3.4 Conclusions and Analysis

Forecasted Sales Values: Based on the linear model, the following sales forecasts (in millions of PLN) were determined for the given advertising expenses (in thousands of PLN): - For expenses of 300 thousand PLN: the forecast is 9.57 million PLN (standard deviation of the prediction error: 0.64).
- For expenses of 500 thousand PLN: the forecast is 12.5 million PLN (standard deviation of the prediction error: 0.63).
- For expenses of 700 thousand PLN: the forecast is 15.43 million PLN (standard deviation of the prediction error: 0.68).

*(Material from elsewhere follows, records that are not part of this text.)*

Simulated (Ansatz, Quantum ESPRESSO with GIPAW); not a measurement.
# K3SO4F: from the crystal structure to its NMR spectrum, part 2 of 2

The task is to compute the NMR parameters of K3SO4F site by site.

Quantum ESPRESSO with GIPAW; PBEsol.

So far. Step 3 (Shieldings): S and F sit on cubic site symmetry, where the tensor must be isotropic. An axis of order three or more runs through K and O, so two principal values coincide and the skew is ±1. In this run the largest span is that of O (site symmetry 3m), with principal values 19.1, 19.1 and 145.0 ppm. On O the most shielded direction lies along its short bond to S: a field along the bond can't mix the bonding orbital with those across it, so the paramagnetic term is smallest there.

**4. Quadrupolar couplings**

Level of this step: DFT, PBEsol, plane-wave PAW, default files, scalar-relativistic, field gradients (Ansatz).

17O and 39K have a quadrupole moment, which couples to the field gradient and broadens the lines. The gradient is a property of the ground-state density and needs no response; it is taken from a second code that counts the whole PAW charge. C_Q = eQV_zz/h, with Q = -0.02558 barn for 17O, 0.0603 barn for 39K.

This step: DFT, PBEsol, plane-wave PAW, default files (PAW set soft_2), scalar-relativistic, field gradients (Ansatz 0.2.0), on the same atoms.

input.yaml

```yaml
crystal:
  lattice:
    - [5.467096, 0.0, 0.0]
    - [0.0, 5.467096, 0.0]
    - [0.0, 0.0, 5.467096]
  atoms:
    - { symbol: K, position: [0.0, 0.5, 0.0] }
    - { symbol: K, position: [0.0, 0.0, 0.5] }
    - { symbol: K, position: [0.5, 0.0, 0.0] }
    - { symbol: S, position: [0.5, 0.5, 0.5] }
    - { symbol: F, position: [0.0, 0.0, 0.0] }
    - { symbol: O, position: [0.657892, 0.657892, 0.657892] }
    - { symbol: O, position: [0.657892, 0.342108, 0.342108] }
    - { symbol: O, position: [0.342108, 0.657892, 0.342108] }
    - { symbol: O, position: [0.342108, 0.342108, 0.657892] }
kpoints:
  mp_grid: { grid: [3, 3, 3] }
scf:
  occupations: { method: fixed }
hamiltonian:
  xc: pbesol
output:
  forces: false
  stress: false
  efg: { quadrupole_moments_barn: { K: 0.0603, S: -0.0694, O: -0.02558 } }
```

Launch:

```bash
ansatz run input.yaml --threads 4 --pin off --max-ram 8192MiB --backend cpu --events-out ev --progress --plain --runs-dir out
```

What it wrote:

Comparison and Model Selection:

To eliminate the risk of overfitting and confirm the validity of the model selection, an in-depth analysis was conducted:

  1. Adjusted Coefficient of Determination (\(R^2\)): An increase was observed from 0.9095 (linear model) to 0.9252 (quadratic model). Since the adjusted coefficient accounts for the number of parameters, its increase unambiguously confirms that the non-linear model describes the data structure better, rather than merely fitting the noise.
  2. ANOVA Test: Comparing both models with an F-test revealed a significant difference (\(p = 0.0388\)). Since the \(p\)-value is substantially smaller than the adopted significance level of 0.05, we reject the hypothesis that the linear model is sufficient.
  3. Visual Conclusions: The plot confirms that the linear regression line (red) systematically deviates from the data at extreme levels of advertising expenses, whereas the quadratic curve (green) naturally tracks the slight arc formed by the data points.

Summary: All applied statistical criteria confirm that the quadratic model is more adequate and statistically justified. The higher precision of this model stems from the non-linear nature of the relationship between advertising and sales in this specific dataset.